Members of the OMP group point out that the group was initially created to “harness the power of collaboration and openness so that raw equipment data can be collected, aggregated across multiple data sources, consolidated, and analyzed to create information.”
In the paper, the OMP explains that data sources such as shop floor machines, supervisory control and data acquisition (SCADA) systems, manufacturing execution systems (MES), enterprise resource planning (ERP) systems, and distributed control systems (DCS) have historically been proprietary, thereby inherently limiting interoperability. “Going forward, Industry 4.0 will necessitate the breaking down of these silos, and openness and interoperability will be essential to intelligent systems that persist into the future,” the authors of the white paper note.
A key point in the paper focuses on production asset level connectivity, specifically highlighting the prominence of OPC UA and MQTT. According to the paper: “At the OT level, there are many different protocols. Specialized real-time protocols (like Profinet or Powerlink) are often not compatible with the IT systems since the first group often has different ISO/OSI layers than the standard Ethernet protocol commonly used by IT systems. For the connection between OT and IT levels, two standards have developed a wide adoption in the last years: OPC UA (Open Platform Communications Unified Architecture) and MQTT (Message Queuing Telemetry Transport). Both protocols are seen as common factory standards since they are vendor and hardware independent. Most OT device manufacturers have included at least one of these two protocols in their state-of-the-art products. This is the reason why this working group mainly focuses on these two protocols.”

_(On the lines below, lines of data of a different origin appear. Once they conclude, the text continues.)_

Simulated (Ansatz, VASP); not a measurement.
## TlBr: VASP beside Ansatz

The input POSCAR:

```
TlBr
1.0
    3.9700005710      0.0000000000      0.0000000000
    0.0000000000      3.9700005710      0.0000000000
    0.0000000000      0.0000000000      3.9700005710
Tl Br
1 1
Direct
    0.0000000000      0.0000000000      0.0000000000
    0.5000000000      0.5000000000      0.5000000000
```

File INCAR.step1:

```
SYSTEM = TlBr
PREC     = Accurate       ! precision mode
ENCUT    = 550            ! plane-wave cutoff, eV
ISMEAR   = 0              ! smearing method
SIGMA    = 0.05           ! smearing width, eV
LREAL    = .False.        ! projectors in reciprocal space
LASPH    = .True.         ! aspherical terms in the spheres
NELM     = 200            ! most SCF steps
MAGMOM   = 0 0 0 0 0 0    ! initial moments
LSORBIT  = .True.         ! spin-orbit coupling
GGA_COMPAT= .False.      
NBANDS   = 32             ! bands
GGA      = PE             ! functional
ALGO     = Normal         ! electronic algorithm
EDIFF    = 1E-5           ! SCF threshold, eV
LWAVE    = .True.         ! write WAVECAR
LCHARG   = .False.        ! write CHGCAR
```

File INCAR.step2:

The authors advocate for the use of OPC UA and MQTT because of OPC UA’s “widespread use in the manufacturing sector, self-describing behavior, data semantic standardization groups, and support for modern security standards. The OPC UA Foundation standardizes data exchange as a platform-independent, service-oriented architecture. If the implementation of OPC UA is not reasonable or applicable, the use of MQTT as a transport protocol is a valid alternative. The choice of data formats and transport protocols should be considered based on the specific use case. For example, for a lightweight IoT sensor, a complex OPC UA implementation may not be possible due to hardware limitations. If OPC UA or MQTT is not natively supported, an adapter on the production asset level is a good solution to transform data from the proprietary asset interface to OPC UA or MQTT. An alternate solution is the installation of a software adapter at the edge level where the data is filtered, combined, and converted to the northbound edge protocol (MQTT). The overall goal is to transform and harmonize the data as early as possible in the communication process.”
The bottom line here is that it is increasingly clear that OPC UA and MQTT are projected to be the key methods for open data communication on the plant floor and connecting with IT systems at the enterprise level and into the cloud for the foreseeable future.